Name: Praveen Bysani
Email: praveen.iiith@gmail.com
Location: Hyderabad,India
webpage: http://web.iiit.ac.in/~lvsnpraveen
Title : Advanced search for WordPress
Problem:
A wordpress blog in general has several categories and spans across different topics,so users often have to search for posts of their interest.Present search in wordpress ,is very simple. With increasing number of posts, the user finds it very difficult to find a relevant result with current search.
The task is to create an advanced field based search engine for wordpress where user can form granular queries, according to his interests in categories,tags,author etc. This project is important for wordpress because ,an advanced search interface improves user experience and save a lot of time .

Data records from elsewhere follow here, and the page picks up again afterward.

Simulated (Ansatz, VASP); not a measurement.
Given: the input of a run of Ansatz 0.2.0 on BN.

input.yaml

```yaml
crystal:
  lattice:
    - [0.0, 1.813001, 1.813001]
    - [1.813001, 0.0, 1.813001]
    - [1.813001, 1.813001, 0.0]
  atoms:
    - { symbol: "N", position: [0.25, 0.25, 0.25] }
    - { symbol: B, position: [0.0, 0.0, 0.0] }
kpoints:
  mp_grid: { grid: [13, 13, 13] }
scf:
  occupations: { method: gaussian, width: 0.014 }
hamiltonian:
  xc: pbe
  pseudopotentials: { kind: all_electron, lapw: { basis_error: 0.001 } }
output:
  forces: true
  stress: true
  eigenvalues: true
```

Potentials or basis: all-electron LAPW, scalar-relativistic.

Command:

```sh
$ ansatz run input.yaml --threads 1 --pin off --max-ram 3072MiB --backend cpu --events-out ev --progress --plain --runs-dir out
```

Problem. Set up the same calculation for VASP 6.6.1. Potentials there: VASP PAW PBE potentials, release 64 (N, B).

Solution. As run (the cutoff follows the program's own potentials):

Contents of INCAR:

An advanced query might look like , “Leopard in category “operating systems” or “Mac” under tags “apple” written by steve” .The search engine should narrow down the results to posts within category Mac,Operating systems having tags apple authored by steve and containing keyword leopard.
There are already plugins like SearchAll,SearchEverything to seach in attatchments,categories,tags,comments etc but their functionality is very limited.For instance “SearchEverything” , while searchin comment space,retrieves results only if query phrase is exactly same phrase in a comment .
Proposal:
My tentative solution to this problem is ,
1) Indexing:
First step is to create an index,the purpose of storing an index is to optimize performance of search. Different techniques are used for index storage like suffix tree,n-gram index,inverted index. Inverted indices is most popular technique for indexing,it stores list of word occurences in form of hash map with words as key and document id’s as value.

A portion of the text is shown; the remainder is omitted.